Physics does not need proofs of the speed of light for the convinced, it needs it for doubters. Physics needs simple and easy-to-understand proofs. This paper outlines basic measurements of light properties. It is interesting that easy-to-understand measurements do not appear in the professional literature. The measurement methods presented in this paper have not been used throughout the history of physics.
Measuring the light from a comet Hale-BOPP
On the WHAM instrument used to measure the light from a comet (6300 Large Aperture Photometry of Comet Hale-BOPP), we generally observe two spectral lines, Λ and F. One spectral line generated by the comet appears on the instrument in the form of two brightness peaks.
The comet’s velocity does not affect the wavelength of the spectral line Λ. The spectral line F, on the other hand, changes the wavelength, as described in Doppler’s law, according to the comet’s velocity.
The WHAM light wavelength meter used to measure light from comet Hale-BOPP was aimed at the comet’s head. For the purpose of directing the telescope, a grid is installed between the telescope and the wavelength meter, as shown in Fig 2. The grid retains some of the light and redirects it towards the operator’s eye.
A key element in the separate measurement of the frequency and wavelength of light is the diffraction grating. The grid is not installed just to direct the telescope. It also inadvertently performs the function of a diffraction grating, although the measurements do not mention that this would be its purpose.
The diffraction grating changes the wavelength of the light
If there is no diffraction grating between the telescope and the wavelength meter, only the spectral line Λ is observed. When a diffraction grating is inserted between the telescope and the wavelength meter, the spectral line F appears. The diffraction grating therefore changes the wavelength of the light.
We do not have to wait for a comet to repeat the described measurement. Measurements can be repeated based on light from Mars or Jupiter. The described properties of light can be verified by measurements by many astronomical laboratories.
Measuring the change in the wavelength of the spectral line F after the diffraction grating in Fig 3 gives the possibility of measuring the frequency of light.

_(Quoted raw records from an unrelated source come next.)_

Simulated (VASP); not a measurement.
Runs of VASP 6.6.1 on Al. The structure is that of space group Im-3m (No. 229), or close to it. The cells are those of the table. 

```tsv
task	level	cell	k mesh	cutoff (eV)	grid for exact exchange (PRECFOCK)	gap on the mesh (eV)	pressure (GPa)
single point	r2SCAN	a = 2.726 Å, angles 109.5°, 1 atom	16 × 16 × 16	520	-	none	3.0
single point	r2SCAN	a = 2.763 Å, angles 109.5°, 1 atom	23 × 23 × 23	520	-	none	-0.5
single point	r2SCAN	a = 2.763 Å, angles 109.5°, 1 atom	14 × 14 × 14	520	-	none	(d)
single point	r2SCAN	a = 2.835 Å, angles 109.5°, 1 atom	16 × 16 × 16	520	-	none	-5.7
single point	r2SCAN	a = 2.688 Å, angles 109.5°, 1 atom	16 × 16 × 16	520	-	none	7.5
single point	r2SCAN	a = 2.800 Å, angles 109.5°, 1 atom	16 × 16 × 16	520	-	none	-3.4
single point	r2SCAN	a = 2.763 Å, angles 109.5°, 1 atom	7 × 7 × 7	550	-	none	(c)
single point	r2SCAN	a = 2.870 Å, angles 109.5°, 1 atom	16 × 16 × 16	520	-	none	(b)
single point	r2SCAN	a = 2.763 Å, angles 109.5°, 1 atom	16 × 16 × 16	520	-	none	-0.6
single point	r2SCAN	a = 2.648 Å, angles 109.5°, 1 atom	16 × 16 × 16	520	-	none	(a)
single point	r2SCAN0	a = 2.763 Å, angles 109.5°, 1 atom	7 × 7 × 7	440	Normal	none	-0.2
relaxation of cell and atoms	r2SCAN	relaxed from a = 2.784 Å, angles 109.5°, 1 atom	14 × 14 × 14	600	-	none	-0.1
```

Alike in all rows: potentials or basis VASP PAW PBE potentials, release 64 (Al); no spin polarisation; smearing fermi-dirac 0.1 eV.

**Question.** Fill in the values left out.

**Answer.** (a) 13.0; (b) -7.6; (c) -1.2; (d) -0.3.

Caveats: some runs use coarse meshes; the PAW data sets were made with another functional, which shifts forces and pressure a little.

Physicists generally believe that the wavelengths of light at the transition of the diffraction grating do not change. If the measurement of the effect of a diffraction grating on wavelength were made, physicists would know, not just believe. Even more important, however, is this measurement for skeptics. Doubters would get an unambiguous and definitive answer to the question of the speed of light by measuring; measurement the effect of the diffraction grating on the wavelength and measurement of how the speed of the light source affects the wavelength of the light. These two measurements this would remove all doubts. None of these measurements were made in the circumstances of near space where we know exactly the light source and the speed of the light source.
The wavelength meter as well as a light frequency meter
Fig 4 shows the schematic representation of the wavelength meter as well as the light frequency meter; each measurement separately.
The beam arrives from the left on the entrance of the instrument. At the entrance, it is separated into beam A and beam B. Beam A travels through a diffraction grating in front of a semi-transparent mirror, as shown in Fig 4. The second part of the beam, marked B, travels directly to the semi-transparent mirror near by the diffraction grating.
Measurement of the wavelength of light has been known since 1899. It is possible by the Fabry-Pérot interferometer. The beam B in the Fig 4 travels through the first mirror. On the other mirror, part of the beam reflects and part of the beam continues its path. The reflected beam reflects one more from the first mirror, returns to the second mirror, and passes it.
The two beams in Fig4, marked with the letter B, merge behind the second mirror and create interference. They create interference when the distance between the mirrors is a multiple of the wavelength of the beam. The interference of the beams is shown in the form of a light peak of the spectral line Λ in the Fig 1. The measured wavelength of light does not depend on the frequency of light.
The frequency of light is measured on the basis of the beam A shown in the Fig 4. Semi-transparent mirrors measure wavelength of beam A in the same way as the beam B. The difference is that the diffraction grating changes the wavelength of beam A before the beam enters the semi-transparent mirror, as explained in Fig 3.
Beam A hits a semi-transparent mirror of the Fabry-Pérot interferometer with a different wavelength than beam B. As a result, beams A and B create a spectral line each at its own wavelength – Fig 1.
The spectral line Λ shows the wavelength of light (λ) that arrives directly from the comet to the interferometer near by the diffraction grating. The spectral line F appears at the wavelength λf. This is removed by as much as the diffraction grating changes the wavelength of the beam A.
The speed of light between the diffraction grating and the semi-transparent mirror is always equal to the constant c. On the other hand, the frequency of light on the diffraction grating does not change. The frequency of the measured light on the interferometer is the same before and also behind the diffraction grating.
Two parameters are known between the diffraction grating and the semi-transparent mirror. We know the speed of light. We also know the wavelength of light measured by the spectral line F. We can find the frequency of light from these two known parameters.
f = λf /c
It is different in case of beam B. In the case of beam B, we do not know the speed of the beam. However, beam velocities are not needed to measure the wavelength of light. Beam A thus makes it possible to measure the frequency of light, and beam B its wavelength.
Technologically undemanding measurement of frequency and wavelength means our liberation from the postulates of the speed of light to scientific measuring a speed of light in various circumstances.
Measuring the frequency of light, independent from measuring the wavelength of light, is not technologically demanding. The existing equipment of many astronomical observatories allows separate measurement of the frequency of light and its wavelength. This makes it possible to measure the speed of light in different circumstances in which the speed of light has not yet been measured.